Something that stands out in this bargain between God and Abraham is that Abraham is the first to give up. If you call it a contest, then we can award the trophy to God. God continues to say yes until Abraham stops asking. When eventually the messengers of God arrive Sodom, they find only three or four innocent people, namely Lot, (his wife) and their two daughters. We may not be confident enough to include Lot’s wife in the list of the innocent as she eventually ends up as a pillar of salt along the way. I wonder why Abraham stopped at ten. If only he didn’t give up but continued to three, the city would have been saved. God was not tired of granting his request; it was Abraham who became tired of asking. Pope Francis in Evangelii Gaudium says, “God never tires of forgiving us; we are the ones who tire of seeking his mercy.” God does not time us when we pray; we are the ones who come to Mass and insist that we must not stay with God beyond a specific time. I wish we know how much we cheat ourselves by such attitudes.

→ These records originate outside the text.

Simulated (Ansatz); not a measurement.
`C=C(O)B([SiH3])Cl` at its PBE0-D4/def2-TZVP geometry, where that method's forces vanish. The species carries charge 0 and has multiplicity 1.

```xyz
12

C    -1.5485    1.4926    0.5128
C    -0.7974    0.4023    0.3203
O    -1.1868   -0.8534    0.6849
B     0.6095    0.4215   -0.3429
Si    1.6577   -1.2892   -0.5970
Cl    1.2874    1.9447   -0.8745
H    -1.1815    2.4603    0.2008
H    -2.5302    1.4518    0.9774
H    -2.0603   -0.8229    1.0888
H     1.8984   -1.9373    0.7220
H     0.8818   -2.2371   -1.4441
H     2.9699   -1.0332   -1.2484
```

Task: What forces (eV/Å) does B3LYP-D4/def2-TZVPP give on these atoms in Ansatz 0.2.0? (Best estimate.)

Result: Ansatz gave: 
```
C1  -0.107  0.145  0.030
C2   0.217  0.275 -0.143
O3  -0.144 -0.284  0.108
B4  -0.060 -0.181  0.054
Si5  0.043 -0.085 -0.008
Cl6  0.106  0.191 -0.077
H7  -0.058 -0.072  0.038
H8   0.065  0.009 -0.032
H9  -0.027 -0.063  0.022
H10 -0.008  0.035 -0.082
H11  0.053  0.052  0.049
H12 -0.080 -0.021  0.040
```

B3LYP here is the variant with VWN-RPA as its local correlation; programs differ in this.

In the Gospel passage, Jesus teaches his followers not just a prayer but also how to pray. He begins by addressing God as “Our Father.” By this, Jesus has brought us into the family. His Father has now become Your Father, My Father, Our Father. Today’s Gospel Acclamation (Romans 8:15c) reminds us that what Jesus is by nature (Son of God), we have now become by adoption (Children of God). The name people call each other/ one another in a relationship dictates the tone of the relationship. A man would not call his wife “Honey” and then say, “you are the worst creature on earth.” When a man calls his wife, “Honey,” it is more common to follow it up with sweet words like, “thank you for the joy you bring to my life.” Pay attention to when spouses quarrel, they automatically avoid calling each other their usual pet names.
In addressing God as “Our Father,” Jesus sets the tone for the rest of the relationship. It is unique to Christianity to call God Father. Other religions cannot stand the idea of calling God Father. They see God as too distant and high up there to be Our Father. It is the confidence that we have as God’s children that spurs us on to tell Him exactly what and how we feel. I admire the confidence with which children jump on their parents’ laps with no consideration for the impact of their weight on their parents. They seem to be saying, “Afterall, he is my dad, or she is my mom, and so has no option but to carry me. That is the kind of confidence that Jesus wants us to have when we pray to God.
At the beginning of the “Our Father,” we worship God as we say, “Hallowed be your name.” When we give God his proper position at the beginning, every other thing falls in place. “But seek ye first the Kingdom of God and his righteousness, and all these things shall be added unto you” (Matthew 6: 33). Jesus also assures us today that when we ask, we shall receive. It sounds too good to be real. But are prayers always answered? A little girl who had no faith in prayer made fun of her prayerful sister and challenged her to pray that their mom, who went grocery shopping may come home with a toy for them. The little girl prayed, but their mom returned with no toy. Her sister ridiculed her that God did not answer her prayer, but she replied, “God answered my prayer, God said, ‘No!’”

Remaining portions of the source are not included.